Siberian Food - Bird Cherry Flour
Bird cherry flour: notice the coarse texture

But my bird cherry cake really departs from the traditional recipe in a number of ways. This is on purpose; there’s no need to post comments saying “I’m from Siberia and this isn’t how you make bird cherry cake.” My version is a lot moister and softer, almost like a brownie, courtesy of a large proportion of butter. Eat it at room temperature or warm (or else the cake will feel denser). As a result, there’s no need to slather it with sweetened sour cream.

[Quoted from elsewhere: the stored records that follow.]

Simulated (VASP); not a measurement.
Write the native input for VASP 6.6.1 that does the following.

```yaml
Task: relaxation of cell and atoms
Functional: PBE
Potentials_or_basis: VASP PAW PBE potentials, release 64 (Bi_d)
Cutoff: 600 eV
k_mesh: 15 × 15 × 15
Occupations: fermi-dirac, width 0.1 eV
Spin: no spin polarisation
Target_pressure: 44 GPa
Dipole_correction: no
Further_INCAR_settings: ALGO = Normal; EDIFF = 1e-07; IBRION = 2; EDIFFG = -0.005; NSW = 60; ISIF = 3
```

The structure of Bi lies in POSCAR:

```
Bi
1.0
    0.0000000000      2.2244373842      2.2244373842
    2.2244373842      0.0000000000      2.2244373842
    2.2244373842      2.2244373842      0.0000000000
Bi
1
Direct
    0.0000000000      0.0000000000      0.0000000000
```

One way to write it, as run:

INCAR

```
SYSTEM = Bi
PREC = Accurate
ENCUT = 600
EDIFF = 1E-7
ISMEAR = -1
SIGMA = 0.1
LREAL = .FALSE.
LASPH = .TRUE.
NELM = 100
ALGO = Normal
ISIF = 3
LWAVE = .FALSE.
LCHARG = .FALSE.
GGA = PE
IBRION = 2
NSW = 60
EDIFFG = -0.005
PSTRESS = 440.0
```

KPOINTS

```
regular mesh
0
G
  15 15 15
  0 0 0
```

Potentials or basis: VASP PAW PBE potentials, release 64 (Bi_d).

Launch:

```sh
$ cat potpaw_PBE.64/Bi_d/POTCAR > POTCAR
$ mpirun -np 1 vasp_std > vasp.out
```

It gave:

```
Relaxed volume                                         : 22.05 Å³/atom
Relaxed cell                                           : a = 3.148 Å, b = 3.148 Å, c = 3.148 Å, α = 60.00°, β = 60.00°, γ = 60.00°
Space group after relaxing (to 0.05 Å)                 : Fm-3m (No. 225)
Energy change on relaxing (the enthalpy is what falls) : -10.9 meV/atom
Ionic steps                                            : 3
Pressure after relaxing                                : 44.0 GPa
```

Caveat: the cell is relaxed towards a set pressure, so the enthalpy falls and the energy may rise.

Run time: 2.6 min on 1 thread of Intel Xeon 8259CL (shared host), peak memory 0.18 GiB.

This cake is also a great candidate for use in a sundae, and I’ve got a fabulous recipe for you. “Call it the Pretentious Overkill Siberian Sundae,” suggested my partner upon hearing the ingredients (which did not stop her from eating serving after serving until all the cake was gone). “It looks disgusting,” declared our daughter upon seeing the greenish mousse (perhaps because it conjured the specter of vegetables, and she rarely agrees to eat anything that’s not plain pizza or pasta).

Siberian Bird Cherry Cake and Lingonberry-Dill Sundae

Whatever. I think the flavors (and colors!) go beautifully together, and I’ve kept a remarkably tight flavor profile with just three primary ingredients:

  • Bird cherry, of course. Not only do I use cake chunks, I also make bird cherry crumbs by drying thin cake slices in the oven.
  • Lingonberry. Similar to cranberries but smaller, lingonberries appear frequently in Siberian recipes. This sorbet is adapted from the cranberry sorbet recipe in Caroline and Robin Weir’s Ice Creams, Sorbets and Gelati: The Definitive Guide. You can buy frozen wild lingonberries here.
  • Dill. With its anise-like, herbal flavor, dill is an unexpected but effective complement to the bird cherry and lingonberry. What’s a sundae without whipped cream? Here, you get dill mousse instead! The mousse contains a bit of white chocolate, too (an idea I borrowed from Serious Eats). You wouldn’t necessarily notice it, but it adds some richness and mellows the dill.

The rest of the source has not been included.